Step 5: A cluster of cores is created using the makeCluster() function, with the number of cores equal to the number of cores detected on the machine. The parLapply() function is then used to apply the extract_data_from_file() function in parallel to each file in the ‘file_list’.

Step 6: After the parallel processing is done, the cluster is stopped using the stopCluster() function.

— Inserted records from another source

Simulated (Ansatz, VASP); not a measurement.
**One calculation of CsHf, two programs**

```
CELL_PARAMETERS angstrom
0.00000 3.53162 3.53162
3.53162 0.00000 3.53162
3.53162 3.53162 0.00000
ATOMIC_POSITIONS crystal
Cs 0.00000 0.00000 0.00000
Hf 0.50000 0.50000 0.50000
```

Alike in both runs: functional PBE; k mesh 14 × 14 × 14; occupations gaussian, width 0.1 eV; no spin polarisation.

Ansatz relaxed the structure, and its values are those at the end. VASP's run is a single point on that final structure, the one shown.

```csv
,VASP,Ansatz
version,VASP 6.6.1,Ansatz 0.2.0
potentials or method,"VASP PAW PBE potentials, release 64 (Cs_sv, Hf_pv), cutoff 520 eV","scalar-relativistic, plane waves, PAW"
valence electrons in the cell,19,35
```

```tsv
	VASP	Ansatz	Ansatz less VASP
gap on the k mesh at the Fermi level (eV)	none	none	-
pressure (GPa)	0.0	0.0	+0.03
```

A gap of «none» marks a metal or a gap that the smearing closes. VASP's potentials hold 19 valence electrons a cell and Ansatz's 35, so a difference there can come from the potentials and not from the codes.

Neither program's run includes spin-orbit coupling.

Step 7: The results of the parallel processing are stored in the ‘results’ variable and are printed to the console using the print() function.

R

# Import required library 
library(parallel) 
  
# Create a list of file names 
file_list <- c("sample1.txt", 
               "sample2.txt",  
               "sample3.txt") 
path <- "C:/Users/sande/OneDrive/Desktop/files/"
file_list <- paste0(path, file_list) 
  
extract_data_from_file <- function(file) { 
  # code to extract data from file 
  data <- readLines(file) 
  # perform data extraction operations here 
  # e.g. strsplit(data, " ") 
  return(data) 
} 
  
files <- list.files(pattern = ".txt") 
cl <- makeCluster(detectCores()) 
results <- parLapply(cl, file_list, 
                     extract_data_from_file) 
stopCluster(cl) 
  
# print the results 
print(results) 

Output:

How to Read multiple files parallelly and extract data in R

Read multiple files parallelly using purrr package in R

In this code, the map_df() function from the “purrr” package is used to extract data from each file in the ‘file_list’. The extract_data_from_file() function is applied to each file, and the results are combined into a single data frame using map_df(). Finally, the data is filtered using the ‘dplyr’ package to extract only the rows where the Gender is “Female”. The filtered data is then printed. Note that the ‘map_df’ function is parallelized, meaning that the data extraction process is performed concurrently on multiple files, greatly improving performance.

R

# Import required library 
library(purrr) 
library(dplyr) 
  
# Create a list of file names 
file_list <- c("sample1.txt", 
               "sample2.txt", "sample3.txt") 
path <- "C:/Users/sande/OneDrive/Desktop/files/"
file_list <- paste0(path, file_list) 
  
# Function to extract data from a single file 
extract_data_from_file <- function(file) { 
  data <- read.csv(file, header = TRUE, 
                   stringsAsFactors = FALSE) 
  return(data) 
} 
  
# Use map_df to extract data from 
# multiple files in parallel 
extracted_data_list <- map_df(file_list, 
                              extract_data_from_file) 
  
# Extract data using condition 
filtered_data <- extracted_data_list %>% 
  filter(Gender == "Female") 
  
# Print the results 
print(filtered_data)